Since the concept of “nature,” according to Dahl, when applied to abstract categories of logical constructions, correlates with different semantic groups, then, speaking about the nature of a dramatic conflict, one can mean both its genre essence, and the characteristics of the forces entering into a duel, and the belonging of these forces to that or other area human activity. However, in these cases, the definition of “the nature of the conflict” does not claim categorical status. If we introduce the term as a theoretical unit, then it is necessary to find a more generalizing and universal meaning.

IN this study the nature of the conflict will be understood as a meta-category, i.e. the broadest and fundamental category poetics of drama, which is a system-forming beginning in the process of the author’s modeling of the world order. The introduction of this category will allow us to more clearly and substantively trace how the ontological views of the artist determine the specifics of his artistic principles.

If we use the distinction between the concepts of “collision” and “conflict”, keeping in mind that the first is a designation of potential contradictions, and the second is the process of their complex collision - a struggle organized into a single artistic process, then a collision is defined as the basis of the conflict, the impetus for its development . In turn, the source of the conflict determines the nature of the conflict.

“Mediation” of the collision between the source of contradictions and the holistic model of their representation (conflict) seems fundamentally important. In this triad - source (nature of conflict) - collision - conflict - the cognitive-modeling function of art is clearly visible. Collision acts as a really existing contradiction, conflict is its artistic image (collision is the signified, conflict is the signifier). The material carrier of the artistic sign (conflict) in drama is the objective world, which includes man. Here, it seems to us, lies the core of the generic specificity of drama.

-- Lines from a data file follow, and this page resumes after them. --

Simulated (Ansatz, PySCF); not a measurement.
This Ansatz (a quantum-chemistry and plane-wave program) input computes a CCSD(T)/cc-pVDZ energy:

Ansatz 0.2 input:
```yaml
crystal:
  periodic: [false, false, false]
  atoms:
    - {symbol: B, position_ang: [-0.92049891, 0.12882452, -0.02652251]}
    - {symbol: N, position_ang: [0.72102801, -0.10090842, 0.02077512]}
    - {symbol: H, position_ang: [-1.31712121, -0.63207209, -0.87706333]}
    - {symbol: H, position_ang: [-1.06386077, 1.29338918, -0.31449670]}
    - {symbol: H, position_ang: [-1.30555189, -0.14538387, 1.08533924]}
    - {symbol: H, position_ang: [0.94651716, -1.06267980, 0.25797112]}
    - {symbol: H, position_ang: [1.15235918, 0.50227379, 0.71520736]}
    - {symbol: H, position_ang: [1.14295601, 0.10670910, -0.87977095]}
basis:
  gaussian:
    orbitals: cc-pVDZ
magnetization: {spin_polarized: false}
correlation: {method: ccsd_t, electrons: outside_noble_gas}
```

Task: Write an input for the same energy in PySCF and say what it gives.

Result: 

The objective world and man in lyric poetry and epic remain the depicted word; in drama, reproduction is initially programmed verbal description into an effective series. The focus on material materialization is manifested through a special concentration of the crisis conditions of the character’s existence for maximum manifestation of his personal qualities and the essence of the events taking place. Only in drama does conflict become not just a way of depicting the world, but the very texture of the image; only in drama does conflict turn from a means, a principle (a logical-abstract concept) into a carrier of artistic imagery. Comprehension of the depth and specificity of the conflict is impossible without turning to the source, the fundamental basis for the creation of contradictions, i.e. the structure of the conflict is determined by the nature of its occurrence.

The supporters of the “new drama” rebelled against the established forms of dramatic skill because they saw completely different sources for creating conflicts than their predecessors. According to A. Bely, the “drama in life” was replaced by the “drama of life.”

Without resorting to theoretical calculations, it is through the concept of “the nature of conflict” that V. Yarkho, who talks about the work of ancient Greek authors, and A. Skaftymov, who reveals the specifics of Chekhov’s plays, analyze the features of different dramaturgical systems. Here is what Yarkho writes about the essence of the differences between the dramaturgy of Aeschylus and his younger contemporaries: “when analyzing the post-Aeschylus tragedy, we will try to get an answer to the following questions, already embedded in the dramaturgy of Aeschylus: How does she see the world - does it retain its finite rationality in the eyes of Sophocles and Euripides? “What is the essence of the tragic conflict - is it limited to the tragedy of the situation, or is the conflict rooted in the tragic inconsistency of the world as a whole?” (294; 160). Skaftymov, characterizing Chekhov's plays, notes that first of all it is necessary to find an answer to the question: “Where does conflict arise from? Who and what is the source of suffering?” (215; 419).

Let us note that in the first case we are talking about dramas created at the dawn of the formation of the literary kind; but even then, as noted modern explorer, the different nature of the conflict distinguished the works of playwrights, determining the features of their artistic principles. Consequently, at the end of the 19th - beginning of the 20th centuries. supporters of the “new drama” only aggravated and placed at the center of discussion the issue inherent in drama at all stages of its historical development.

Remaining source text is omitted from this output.